Well Racer I am learning much.
I had to dig a little to find out who Pope Gregory I (the Great) was writing to. I did not understand what this title was that Gregory kept referring too and what kind of relationship Pope Gregory I had with the Bishop John (the faster) of Constantinople.
I learned that these two were friends. But when Pope Gregory I learned of the title he must have saw it as John claiming to be a pastor of all and no others were pastors. Gregory the Great is more than a little redundant in his concern with John and this title of 'Universal'.
New advent had much to say about John "the Faster" Bishop of Constantinople. See bolded...
Quote:
http://www.newadvent.org/cathen/08493a.htm
The dispute about the title was this: it was not new in John IV's
time; till then the
Bishop of Constantinople had commonly been called
’archiepískopos daì patriárches, but at various times he (and other
patriarchs) had been addressed as
o‘ikoumenikòs patriárches. H. Gelzer (Der Streit um den Titel des ökumenischen Patriarchen) thinks that it became usual in the
time of the
Acacian schism (484-519). The first known use of it applied to Constantinople is in a letter from the
monks of Antioch to John II (518-520) in 518. Before that the
Patriarch of
Alexandria had been so called by one of his
bishops at the
Robber Synod of Ephesus (in the year 449; Gelzer, op. cit., p. 568). Since 518 the whole combination,
’archiepískopos kaì o‘ikoumenikòs patriárches, is not uncommonly used in addresses to the Byzantine
patriarchs. But they had not called themselves so before John IV. There is a real difference between these two uses of a title. In addresses to other people, particularly superiors, one may always allow a margin for compliment–especially in Byzantine times. But when a man uses a title himself he sets up a formal claim to it. In 588 John the Faster held a
synod at Constantinople to examine certain charges against Gregory,
Patriarch of
Antioch (in this fact already one sees a sign of the growing
ambition of Constantinople. By what
right could Constantinople discuss the affairs of Antioch?). The Acts of this
synod appear to have been sent to
Rome; and
Pope Pelagius II (579-590) saw in them that John was described as "

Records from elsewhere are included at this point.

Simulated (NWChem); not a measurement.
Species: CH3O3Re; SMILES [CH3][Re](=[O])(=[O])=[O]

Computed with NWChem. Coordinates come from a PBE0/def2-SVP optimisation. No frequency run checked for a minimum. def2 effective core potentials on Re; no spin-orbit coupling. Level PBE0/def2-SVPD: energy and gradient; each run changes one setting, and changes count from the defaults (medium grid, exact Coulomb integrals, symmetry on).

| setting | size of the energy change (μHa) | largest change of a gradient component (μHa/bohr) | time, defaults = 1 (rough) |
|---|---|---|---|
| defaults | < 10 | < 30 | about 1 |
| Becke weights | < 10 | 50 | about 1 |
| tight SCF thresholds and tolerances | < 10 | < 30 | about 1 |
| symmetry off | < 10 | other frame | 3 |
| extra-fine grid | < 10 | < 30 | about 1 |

archbishop and œcumenical patriarch". It may be that this was the first time that the use of the title was noticed at
Rome; it appears, in any case, to be the first time it was used officially as a title claimed–not merely a vague compliment.
Pelagius protested against the novelty and forbade his
legate at Constantinople to communicate with John. His letter is not extant. We
know of it from Gregory's letters later (Epp., V, xliii, in P. L., LXXVII, 771).
St. Gregory I (599-604), who succeeded
Pelagius II, was at first on good terms with John IV. He had known him at Constantinople while he had been
legate (
apocrisiarius) there (578-584), and had sent him notice of his succession as
pope in a friendly letter (Epp., I, iv, in P. L., LXXVII, 447). It has been thought that the John to whom he
dedicates his "Regula pastoralis" is John of Constantinople (others think it to be John of
Ravenna, Bardenhewer, "Patrology", tr Shahan, St. Louis, 1908, p. 652). But in 593 this affair of the new and arrogant title provoked a serious dispute. It should be noticed that
Gregory was still old-fashioned enough to cling to the theory of three
patriarchates only, although officially he accepted the five (Fortescue, "Orthodox
Eastern Church", p. 44). He was therefore not well-disposed towards Constantinople as a
patriarchate at all. That it should claim to be the universal one seemed to him unheard-of insolence. John had cruelly scourged two
priests accused of
heresy. They
appealed to the
pope. In the correspondence that ensued John assumed this title of œcumenical patriarch "in almost every line" of his letter (Epp., V, xviii, in P. L., LXXVII, 738).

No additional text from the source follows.